Re: novell-suse linux dead meat?

From: Darrell Stec (darrell_stec_at_webpagesorcery.com)
Date: 04/09/05


Date: Fri, 08 Apr 2005 20:24:15 -0400

After serious contemplation, on or about Friday 08 April 2005 11:11 am
nntpmail@epix.net wrote:

>> Then get to my special requirements for programming. On Windows (I'm
>> ignoring the costs associated with 16 years of DOS products purchased)
>> my programming editor cost $189 and $49 to $99 for updates every year or
>> so. C/C++ compilers, debuggers, and so on, usually incorporated in an
>> IDE: ranging in price from $300 to $900 when bought as a 'system'
>> (Borland, versions 1, 2, 3 and 4 of C++ Builder, version 1 and 3 of
>> Delphi, M$ Visual C++ of which I only bought one and never touched their
>> programming products again, $129 for a student version 5). That all
>> totaled up to something around $3000. I have never had to pay for any of
>> this under Linux and most of the tools are far superior to what I had
>> under DOS and Windows.
>
> And your income writing Windows software vs that from writing linux
> software?  It's only been the last couple years that linux IDEs have come
> into their own.  Before that, imo one would have had a hard time
> convincing the average programmer that knowing emacs was preferable
> career-wise to, say, Visual Basic.

That depends upon the nature of the programming. For instance writing for
the Internet (perl, php, etc.) commands the same amount of income in either
case, however if one's work computer utilized Linux rather than Windows,
the "tools" represented a significant savings.
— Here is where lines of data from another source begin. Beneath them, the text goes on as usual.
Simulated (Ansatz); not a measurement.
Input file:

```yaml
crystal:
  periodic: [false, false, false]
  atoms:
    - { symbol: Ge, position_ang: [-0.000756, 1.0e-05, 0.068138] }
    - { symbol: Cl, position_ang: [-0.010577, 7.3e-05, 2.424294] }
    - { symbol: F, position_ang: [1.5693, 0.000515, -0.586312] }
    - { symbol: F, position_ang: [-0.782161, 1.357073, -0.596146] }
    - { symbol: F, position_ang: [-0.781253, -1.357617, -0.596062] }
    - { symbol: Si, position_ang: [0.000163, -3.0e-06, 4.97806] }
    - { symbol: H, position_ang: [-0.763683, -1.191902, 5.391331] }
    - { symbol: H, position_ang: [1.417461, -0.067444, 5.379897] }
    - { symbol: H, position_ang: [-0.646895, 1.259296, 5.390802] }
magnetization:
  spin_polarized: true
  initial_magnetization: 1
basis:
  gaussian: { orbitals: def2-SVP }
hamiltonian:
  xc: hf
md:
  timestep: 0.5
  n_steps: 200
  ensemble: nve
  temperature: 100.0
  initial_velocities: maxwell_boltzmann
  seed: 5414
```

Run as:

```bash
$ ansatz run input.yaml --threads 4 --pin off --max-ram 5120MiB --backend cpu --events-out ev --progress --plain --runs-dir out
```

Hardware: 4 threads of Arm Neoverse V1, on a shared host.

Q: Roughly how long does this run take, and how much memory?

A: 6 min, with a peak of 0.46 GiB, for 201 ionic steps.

Naturally if one is writing Windows applications vs Linux application, what
you say is true. Even the want ads for programming positions bares that
out. It is difficult nonetheless to make blanket statements about the
programming field. Take writing for microchip and other control devices,
with a good emulator and compiler it doesn't matter which OS one uses.
However Linux would seem to be the hands down winner as far as cost goes.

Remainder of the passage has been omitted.